The industry is concerned that a 'Tobin tax' could hit schemes investments.
The majority of contributors to this week's Pensions Buzz thought the prospect of was worrying for schemes although some thought the brake on high frequency trading could benefit savers.
Question: Are you concerned about the impact on pension funds of a potential Tobin tax on financial transactions?
Cleverly linking to another of this week's questions, one contributor said the tax would be "another reason why it won't pay to save". Another described the idea as "Robin Hood gone far too far".
"Tax on pension funds are already too complex and further complications from a Tobin tax will make it worse for DB and DC funds," complained another critic.
There were also concerns that the effect of any legislation would not be fully thought through, and could damage the wider economy as much as it would pension schemes.
One contributor said: "This is another nail in the coffin of retirement saving, just so the EU can keep spending money inefficiently on French farmers and excessive Eurocracy."
But even some critics of the idea conceded that it would "promote the old style buy-and-hold strategies" at the expense of economically damaging high frequency trading or churning.
"Pension funds should be long-term investors and not frequent traders," explained a supporter of the tax. "The impact on most pension funds should not therefore be significant."

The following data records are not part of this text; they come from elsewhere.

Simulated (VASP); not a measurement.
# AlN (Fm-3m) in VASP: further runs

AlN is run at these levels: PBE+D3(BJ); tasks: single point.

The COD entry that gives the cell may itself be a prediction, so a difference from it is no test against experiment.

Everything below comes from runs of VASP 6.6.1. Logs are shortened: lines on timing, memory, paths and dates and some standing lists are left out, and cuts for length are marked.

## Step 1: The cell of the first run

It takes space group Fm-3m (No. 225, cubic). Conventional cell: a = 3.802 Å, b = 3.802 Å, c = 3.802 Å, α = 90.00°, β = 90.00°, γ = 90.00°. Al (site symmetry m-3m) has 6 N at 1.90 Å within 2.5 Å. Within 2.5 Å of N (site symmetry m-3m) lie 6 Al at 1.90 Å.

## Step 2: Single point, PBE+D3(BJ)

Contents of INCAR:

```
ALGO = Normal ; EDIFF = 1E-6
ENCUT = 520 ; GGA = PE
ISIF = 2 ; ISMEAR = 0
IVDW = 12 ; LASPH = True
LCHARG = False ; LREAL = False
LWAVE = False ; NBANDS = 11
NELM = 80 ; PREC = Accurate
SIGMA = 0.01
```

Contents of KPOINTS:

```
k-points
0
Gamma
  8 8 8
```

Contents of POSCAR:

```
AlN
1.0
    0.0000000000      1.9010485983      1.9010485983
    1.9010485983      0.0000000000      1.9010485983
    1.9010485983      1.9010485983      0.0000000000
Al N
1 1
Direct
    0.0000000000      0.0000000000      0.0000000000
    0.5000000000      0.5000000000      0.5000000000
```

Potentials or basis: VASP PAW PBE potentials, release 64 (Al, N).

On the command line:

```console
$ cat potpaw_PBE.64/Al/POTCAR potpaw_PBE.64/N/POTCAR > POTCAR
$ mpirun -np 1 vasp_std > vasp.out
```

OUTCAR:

Another respondent said the cost of the tax could be absorbed in the charges of running a fund, while other thought schemes could find ways of avoiding it.
"The main funded jurisdictions aren't included and there will soon be offshore vehicles which can be traded as a proxy outside the affected zone," said one contributor.
A respondent who was keen to put concerns into context said: "We should have far bigger things than that to worry about."